- March 13, 2014
- Posted by: Josiah Hincks Solicitors
- Category: Business Law Updates
The Mormon Church has failed in its long-running campaign to show that the refusal of a full business rates exemption for its temple in Preston, Lancashire, amounted to unlawful discrimination and a violation of its human right to freedom of religion.
The Church – properly the Church of Jesus Christ of the Latter-Day Saints – has 180,000 adherents living in the UK and Ireland who consider the temple one of the holiest places on Earth. However, ceremonies held there can only be attended by the most devout Mormons who are considered appropriately worthy.
The temple has long been the beneficiary of an 80 per cent business rates exemption as a building used for charitable purposes. However, a 100 per cent exemption was refused on the basis that, due to its restricted congregation, it is not used for ‘public religious worship’ within the meaning of the Local Government Finance Act 1988.
The Church challenged that decision through the domestic legal system all the way up to the House of Lords, which dismissed its appeal in July 2008 on the basis that the temple was not open to the general public and that the legislative regime did not affect the freedom of Mormons to manifest their religious beliefs.
Before the European Court of Human Rights, the Church’s lawyers argued that the temple is viewed by believers as their ‘most sacred centre’ and that it is used as a place of congregational religious worship. The requirement of public access meant that the Church was subjected to a discriminatory fiscal disadvantage by reason of its doctrine that only its most devout members are afforded access to the temple.

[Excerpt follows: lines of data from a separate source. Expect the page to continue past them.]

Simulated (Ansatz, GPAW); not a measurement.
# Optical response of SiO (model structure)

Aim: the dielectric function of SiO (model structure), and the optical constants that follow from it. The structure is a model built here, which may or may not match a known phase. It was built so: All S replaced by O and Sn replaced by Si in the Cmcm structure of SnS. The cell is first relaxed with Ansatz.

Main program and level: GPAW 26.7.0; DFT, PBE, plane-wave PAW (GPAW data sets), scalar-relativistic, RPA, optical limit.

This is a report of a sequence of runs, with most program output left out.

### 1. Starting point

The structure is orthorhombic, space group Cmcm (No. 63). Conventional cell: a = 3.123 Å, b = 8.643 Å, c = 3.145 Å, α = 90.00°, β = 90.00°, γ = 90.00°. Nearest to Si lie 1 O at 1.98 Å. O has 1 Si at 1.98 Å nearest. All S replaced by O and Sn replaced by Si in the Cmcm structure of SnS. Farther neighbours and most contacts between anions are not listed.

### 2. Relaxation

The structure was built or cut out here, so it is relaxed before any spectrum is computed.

However, in rejecting those arguments, the Court found that there was no difference in treatment between Mormons and comparable groups. Noting that private chapels maintained by the Church of England also do not benefit from 100 per cent exemption from business rates, the Court also ruled that the statutory requirement was reasonably and objectively justified. The public access requirement did not go to the legitimacy of Mormon beliefs, and other centres run by the Church, which are open to all comers, had been granted a complete rates exemption.